Research Papers

MacCann, R. G. (2009). Standard setting with dichotomous and constructed response items: some Rasch model approaches. Journal of Applied Measurement, 10(4), 438-454.

Abstract
Using real data comprising responses to both dichotomously scored and constructed response items, this paper shows how Rasch modeling may be used to facilitate standard-setting. The modeling uses Andrich’s Extended Logistic Model, which is incorporated into the RUMM software package. After a review of the fundamental equations of the model, an application to Bookmark standard setting is given, showing how to calculate the bookmark difficulty location (BDL) for both dichomotous items and tests containing a mixture of item types. An example showing how the bookmark is set is also discussed. The Rasch model is then applied in various ways to the Angoff standard-setting methods. In the first Angoff approach, the judges’ item ratings are compared to Rasch model expected scores, allowing the judges to find items where their ratings differ significantly from the Rasch model values. In the second Angoff approach, the distribution of item ratings are converted to a distribution of possible cutscores, from which a final cutscore may be selected. In the third Angoff approach, the Rasch model provides a comprehensive information set to the judges. For every total score on the test, the model provides a column of item ratings (expected scores) for the ability associated with the total score. The judges consider each column of item ratings as a whole and select the column that best fits the expected pattern of responses of a marginal candidate. The total score corresponding to the selected column is then the performance band cutscore.

MacCann, R. G. (2008). A modification to Angoff and Bookmarking cutscores to account for the imperfect reliability of test scores. Educational and Psychological Measurement, 68, 197-214.

Abstract
It is shown that the Angoff and Bookmarking cutscores are examples of true score equating which, in the real world, must work with observed scores. In the context of defining minimal competency, the percentage ‘failed’ by such methods is a function of the length of the measuring instrument.  It is argued that this length is largely arbitrary, being heavily influenced by practical educational constraints. Hence there is an ambiguity or non-uniqueness about the percentage failed. An argument is advanced that the failure rate should reflect the percentage of true scores below the cutscore. A modification to the cutscore is derived, which achieves this outcome and simultaneously removes the non-uniqueness in the percent failed.

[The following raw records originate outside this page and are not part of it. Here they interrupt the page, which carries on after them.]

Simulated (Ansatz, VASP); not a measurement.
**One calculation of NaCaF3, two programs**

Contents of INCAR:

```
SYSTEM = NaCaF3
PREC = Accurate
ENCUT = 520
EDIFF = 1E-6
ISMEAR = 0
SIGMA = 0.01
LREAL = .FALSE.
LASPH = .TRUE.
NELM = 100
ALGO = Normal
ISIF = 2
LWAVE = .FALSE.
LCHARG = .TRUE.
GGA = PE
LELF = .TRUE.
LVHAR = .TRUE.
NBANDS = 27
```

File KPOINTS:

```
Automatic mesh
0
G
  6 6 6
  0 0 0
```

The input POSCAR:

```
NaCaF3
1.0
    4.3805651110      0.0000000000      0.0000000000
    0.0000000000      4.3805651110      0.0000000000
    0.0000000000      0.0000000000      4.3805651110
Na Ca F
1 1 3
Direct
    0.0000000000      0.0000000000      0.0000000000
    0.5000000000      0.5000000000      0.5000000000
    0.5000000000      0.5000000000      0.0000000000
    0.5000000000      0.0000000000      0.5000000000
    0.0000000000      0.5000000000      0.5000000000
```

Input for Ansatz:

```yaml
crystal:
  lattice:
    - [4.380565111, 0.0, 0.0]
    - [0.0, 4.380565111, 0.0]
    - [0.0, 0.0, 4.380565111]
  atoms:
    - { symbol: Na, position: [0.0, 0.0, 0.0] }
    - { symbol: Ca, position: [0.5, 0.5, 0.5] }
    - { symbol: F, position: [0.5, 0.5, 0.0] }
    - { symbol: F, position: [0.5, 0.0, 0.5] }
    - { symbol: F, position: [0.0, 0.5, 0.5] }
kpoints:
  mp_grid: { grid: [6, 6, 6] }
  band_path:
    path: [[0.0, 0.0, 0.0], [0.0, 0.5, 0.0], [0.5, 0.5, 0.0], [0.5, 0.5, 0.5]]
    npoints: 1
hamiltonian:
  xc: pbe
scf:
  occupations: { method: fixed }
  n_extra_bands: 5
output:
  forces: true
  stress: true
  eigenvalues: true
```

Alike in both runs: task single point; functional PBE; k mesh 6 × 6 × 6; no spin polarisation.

MacCann, R. G. (2004). Reliability as a function of the number of item options derived from the ‘knowledge or random guessing’ model. Psychometrika, 69, 147-157.

Abstract
For (0, 1) scored multiple-choice tests, a formula giving test reliability as a function of the number of item options is derived, assuming the “knowledge or random guessing model,” the parallelism of the new and old tests (apart from the guessing probability), and the assumptions of classical test theory. It is shown that the formula is a more general case of an equation by Lord, and reduces to Lord’s equation if the items are effectively parallel. Further, the formula is shown to be closely related to another formula derived from Lord’s randomly parallel tests model.

MacCann, R. G. (1990). Derivations of observed-score equating methods which cater to populations that differ in ability. Journal of Educational Statistics, 15, 146 – 170.

Abstract
For anchor test equating, three linear observed score methods are derived for populations selected to differ in ability. Version A uses the slope, intercept, and standard error of estimate assumptions of selection theory. Version B uses the slope and intercept assumptions and assumes that the equated tests (X, Y) are equally reliable and congeneric. Both employ the synthetic population. Version C requires similar assumptions to Version A but does not use the synthetic population. Each version requires that the correlations of the tests with the selection variable be known. Five further sets of assumptions are made for each model, yielding 15 methods, which are then related to existing equating methods in the literature.

MacCann, R. G. (2006). The equivalence of online and traditional testing for different subpopulations and item types. British Journal of Educational Technology, 37, 79-91.

Abstract
A trial of pen-and-paper and online modes of a computing skills test was conducted for volunteer students of ages 15–16 in New South Wales, Australia. The tests comprised Matching, True/False and 4-option Multiple- Choice items. The aims were to determine whether gender, socioeconomic status (SES), or the type of item interacted with testing mode. No interactions were found for gender and item type, but the SES interaction was statistically significant. For low SES students, the online mode mean was 1 percent lower than the pen-and-paper mean, whereas high SES students had near equivalent means. These findings should be treated with caution as the groups in the study were self-selected, rather than random samples from the student population.

MacCann, R. G. (1989). A derivation of Levine’s Formulae (for equating unequally reliable tests using random groups) without the assumption of parallelism. Educational and Psychological Measurement, 49, 53-58.

Abstract
Levine’s Equations for random groups and unequally reliable tests can be used to equate tests X and Y through performance on an anchor test, Z. Levine’s derivation assumed that all three tests were parallel in function, with X and Y of different lengths. It is shown that the parallelism requirement is unnecessary, as it is sufficient to assume only that X and Y are congeneric, an assumption that is itself implicit in the definition of linear test equating.